Physical interpretation of a determinate?

[Xyius]

I just finished my first Linear Algebra class and loved it. There is one thing we didn't go over much though. What exactly IS a determinate? Is there a physical interpretation? Or is it just an operator that has these special properties?

Thanks!
~Matt

 

[Mark44]

You mean determinant. There are many kinds of determinant, one for 2 X 2 matrices, one for 3 x 3 matrices, and so on. You can think of a determinant as a function that maps a square matrix of a particular size to an element of some field (e.g., the reals or the complex numbers).

AFAIK, there isn't any physical interpretation of a determinant.

 

[HallsofIvy]

No mathematical concept has one "physical interpretation" but can be given many physical interpretations by applying them to different physical situations.

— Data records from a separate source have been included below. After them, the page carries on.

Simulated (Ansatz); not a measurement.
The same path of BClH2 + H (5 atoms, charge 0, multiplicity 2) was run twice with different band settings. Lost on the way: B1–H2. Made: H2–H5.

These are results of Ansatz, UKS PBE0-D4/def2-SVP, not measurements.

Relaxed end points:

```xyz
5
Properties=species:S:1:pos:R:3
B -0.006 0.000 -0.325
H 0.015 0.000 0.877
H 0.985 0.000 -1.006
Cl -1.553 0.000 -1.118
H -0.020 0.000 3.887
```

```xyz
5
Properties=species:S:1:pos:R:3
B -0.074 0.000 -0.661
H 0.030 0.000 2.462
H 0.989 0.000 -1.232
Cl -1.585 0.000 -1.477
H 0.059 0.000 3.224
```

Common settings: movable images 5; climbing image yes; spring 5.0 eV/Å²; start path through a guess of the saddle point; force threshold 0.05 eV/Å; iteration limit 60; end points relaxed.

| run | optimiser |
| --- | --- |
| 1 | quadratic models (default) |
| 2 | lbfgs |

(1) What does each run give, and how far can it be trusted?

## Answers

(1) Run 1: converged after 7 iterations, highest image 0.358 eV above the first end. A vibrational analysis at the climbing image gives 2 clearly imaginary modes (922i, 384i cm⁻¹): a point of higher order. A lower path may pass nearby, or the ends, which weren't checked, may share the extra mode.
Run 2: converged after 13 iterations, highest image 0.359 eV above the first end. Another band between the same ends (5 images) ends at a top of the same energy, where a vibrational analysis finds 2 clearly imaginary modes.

One physical interpretation of the determinant is this: if a "prism" (a solid like a "tilted" rectangular solid) has edges at one point given by a\vec{i}+ b\vec{j}+ c\vec{k}, d\vec{i}+ e\vec{j}+ f\vec{k}, and g\vec{i}+ h\vec{j}+ i\vec{k} then its volume is the determinant
\left|\begin{array}{ccc}a & b & c \\ d & e & f\\ g & h & i\end{array}\right|

That, or variations on it, often show up in calculating "tensor densities".